Has the Peripheral Delta Tunnel Canal Thingie paralyzed California water?

OtPR has a super insightful observation about three decades of California water policy:

The Peripheral Canal was voted down in 1982.  My sense is that the possibility of the Peripheral Canal has largely paralyzed California water policy since then (with the possible exception of IRWM).  If the Peripheral Canal had been entirely off the table, the regions would have adapted by now, gone ahead with storm and wastewater reuse or turf removal or whatever needed to happen.  If it had been built, whatever would have become of the Delta would already have happened.  Being in limbo has meant that we never got serious about living without it or adjusted to having it. The gentlemen at that conference have spent their professional lives on trying to make it happen, at the opportunity cost of whatever else they could have achieved. (emphasis added)

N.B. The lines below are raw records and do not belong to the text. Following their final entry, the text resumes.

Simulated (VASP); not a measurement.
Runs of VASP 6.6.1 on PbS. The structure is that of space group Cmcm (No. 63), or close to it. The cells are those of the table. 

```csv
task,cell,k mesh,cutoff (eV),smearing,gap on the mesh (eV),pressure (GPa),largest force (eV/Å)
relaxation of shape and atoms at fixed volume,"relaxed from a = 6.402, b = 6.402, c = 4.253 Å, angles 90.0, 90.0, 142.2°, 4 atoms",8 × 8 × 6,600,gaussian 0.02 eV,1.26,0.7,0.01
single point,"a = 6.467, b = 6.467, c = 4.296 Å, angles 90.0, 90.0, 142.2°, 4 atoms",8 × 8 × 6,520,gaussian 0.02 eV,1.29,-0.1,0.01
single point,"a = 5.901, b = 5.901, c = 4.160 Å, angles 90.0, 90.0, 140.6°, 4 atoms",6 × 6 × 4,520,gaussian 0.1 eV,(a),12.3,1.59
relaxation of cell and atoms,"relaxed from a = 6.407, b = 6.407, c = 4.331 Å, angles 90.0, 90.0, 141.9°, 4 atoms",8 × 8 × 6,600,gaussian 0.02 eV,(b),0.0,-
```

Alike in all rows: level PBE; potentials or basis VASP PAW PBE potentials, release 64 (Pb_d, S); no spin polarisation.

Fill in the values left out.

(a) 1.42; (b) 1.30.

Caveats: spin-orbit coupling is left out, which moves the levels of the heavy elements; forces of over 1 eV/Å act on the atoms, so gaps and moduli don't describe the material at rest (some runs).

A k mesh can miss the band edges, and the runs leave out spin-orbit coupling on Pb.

Not to be a writerly critic, but I think this might be improved by flipping the voice in the opening sentence from passive to active: “Californians voted down the Peripheral Canal in 1982.” That makes clear the tension at the heart of the problem.

 

2 Comments

  1. from what i can tell this is like the Gila River project in that the project won’t really change how much water is available and so for the price i think it is a huge waste of money.

    so much more could be done with that money if it were put into ground water recharge projects, water recycling projects, desal projects, etc. these would actually improve how much of the existing water is actually being used and reused instead of wasted.

    the bypass project continues the status quo and even ups the ante in what looks to me to be a failing assumption. what happens if they build it and there’s still not enough water to move through it? are they going to suck the salt water into the bay and up the river? for the money they put into it i’ma gonna guess that they’ll find some justifications for doing just that and then say, “Well, we didn’t expect it to be like this, but we gotta have water! Oops, too bad…”

    one possible compromise would be to make a single smaller tunnel that would not be able to ever carry too much water south. costs less, prevents over withdrawal and could even leave the existing system in place for the times when high extra flows are available. still i see this as a huge extra expense for not much gain when there is much more to be gained for the money spent elsewheres…

  2. Has the Peripheral Delta Tunnel Canal Thingie paralyzed California water?

    Possibly. But like any economist (or CEQA lawyer) would point out, what’s the alternative? The State has made a multi-billion dollar commitment to moving water across the Delta, and it’s generally recognized that the current system is unsustainable, both with regard to the environmental impacts in the Delta and to the risks of contaminating the entire system when (not if) the next major levee break occurs.

    And engineers, especially water engineers, tend to the conservative side. So when we talk about global climate change and sea level rise, the natural response is to increase our water management tools, not decrease them. There’s plenty of untapped storage space in Kern County (and, for that matter, all up and down the Central Valley, due to all the groundwater pumping). If we are moving into an era of greater variability, then it’s all that more important to be able to move really large volumes of water across the Delta in wet years, for storage south of the Delta.